The other day, I was having a conversation with Jeff. Jeff was a relatively newly minted sales manager. He had been one of his company’s top revenue producers, consistently beating quota, bringing in some of the biggest and toughest deals in the company. The promotion to sales manager was a great step forward for Jeff in his career.
I had the opportunity to have lunch with Jeff, while visiting the company, so I asked him how things were going and how he liked the role of sales manager. Jeff, hesitated, then he said, “Dave, I’m really struggling. I’m working longer hours, I have to work on the weekends, I’m really struggling. Being a sales manager is tougher than I ever expected. I don’t know that I can do it.”
I asked Jeff to tell me more. He went on to describe that he now had 8 sales people reporting to him. Where as an individual contributor he had felt comfortable that he could make his quota, now as a manager, his quota was about 8 times what his personal quota had been. He didn’t see how he could make his number.
I asked him how he spent his time. He replied: “I’m a deal guy. I know how to do deals. I’m great at building a strategy, executing it an winning. I look at what my guys are doing, they are OK on the normal deals, but things are tough—particularly the big deals. I have to dive in and do the deals myself. There are just too many opportunities and there isn’t enough time in the day for me to work all the deals. I feel like I’m slipping and, for the first time won’t make my numbers. What’s worse, is my people don’t get it, they don’t seem to appreciate what I am doing for them.”
In just this short exchange, I could tell that Jeff was in real trouble. He was both on his way to failing as a sales manager, and to burning out. Jeff, isn’t alone. I see the same thing with too many first time sales managers.
Many people are moved into their first sales management jobs because they were great individual contributors. Their entire experience base and self perception is built around their ability to close deals. In moving into sales management, they tend to think of it as doing more of the same thing, in a larger territory. Their natural reaction is to dive into doing deals, pushing the responsible sales person aside or delegating the mundane follow-ups to the sales people.
Inevitably this management style leads to failure.
The job of the manager is not to do more of what they were doing as individual contributors. The job of the manager is getting things done through their people. The “super individual contributor,” is demoralizing to the people the manager is supposed to lead. Rather than helping improve their skills and capabilities, they push the people aside and do it themselves.

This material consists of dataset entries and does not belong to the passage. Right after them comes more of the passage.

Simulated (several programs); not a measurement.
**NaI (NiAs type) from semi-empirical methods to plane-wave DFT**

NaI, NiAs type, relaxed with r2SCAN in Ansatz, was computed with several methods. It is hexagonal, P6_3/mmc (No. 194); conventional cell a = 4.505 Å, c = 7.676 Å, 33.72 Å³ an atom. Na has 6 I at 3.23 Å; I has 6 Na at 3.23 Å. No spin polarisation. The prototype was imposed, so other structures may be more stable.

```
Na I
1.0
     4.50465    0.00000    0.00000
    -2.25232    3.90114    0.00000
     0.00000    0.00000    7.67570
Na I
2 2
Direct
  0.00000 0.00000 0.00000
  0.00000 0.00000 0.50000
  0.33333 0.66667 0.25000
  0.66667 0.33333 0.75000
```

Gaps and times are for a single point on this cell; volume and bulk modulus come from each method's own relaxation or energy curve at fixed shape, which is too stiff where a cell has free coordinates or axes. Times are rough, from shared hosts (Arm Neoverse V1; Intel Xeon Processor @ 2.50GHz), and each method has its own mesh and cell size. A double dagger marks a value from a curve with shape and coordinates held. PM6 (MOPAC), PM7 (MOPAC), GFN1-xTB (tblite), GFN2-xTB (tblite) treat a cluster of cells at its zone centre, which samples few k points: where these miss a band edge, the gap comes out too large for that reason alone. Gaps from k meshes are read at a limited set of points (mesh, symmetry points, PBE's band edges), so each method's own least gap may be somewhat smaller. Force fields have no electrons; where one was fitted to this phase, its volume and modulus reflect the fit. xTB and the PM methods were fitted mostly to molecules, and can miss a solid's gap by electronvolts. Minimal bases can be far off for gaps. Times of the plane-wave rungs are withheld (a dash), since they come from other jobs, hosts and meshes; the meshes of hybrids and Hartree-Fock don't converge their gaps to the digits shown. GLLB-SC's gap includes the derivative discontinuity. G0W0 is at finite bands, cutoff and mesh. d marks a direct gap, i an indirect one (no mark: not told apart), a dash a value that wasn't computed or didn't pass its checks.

This behavior is often “unconscious.” The new manager doesn’t realize what is being done, he is just doing more of what made them successful before, thinking that will continue to make him successful.
The new manager (and his manager) needs to recognize the only way to be successful is to focus on making his people more successful. His role is no longer that of an individual contributor, but as a leader of a team, his focus must be on:
- Assuring the team is implementing the business strategies and priorities.
- Assuring they are performing at the highest levels possible.
- Coaching them to improving their skills and capabilities, getting them to realize their full potential.
- Removing roadblocks to their performance.
- Promoting them within the organization.
Ultimately, if the team is successful, if each person is performing at the highest level and achieving their full potential, the manager is doing her job.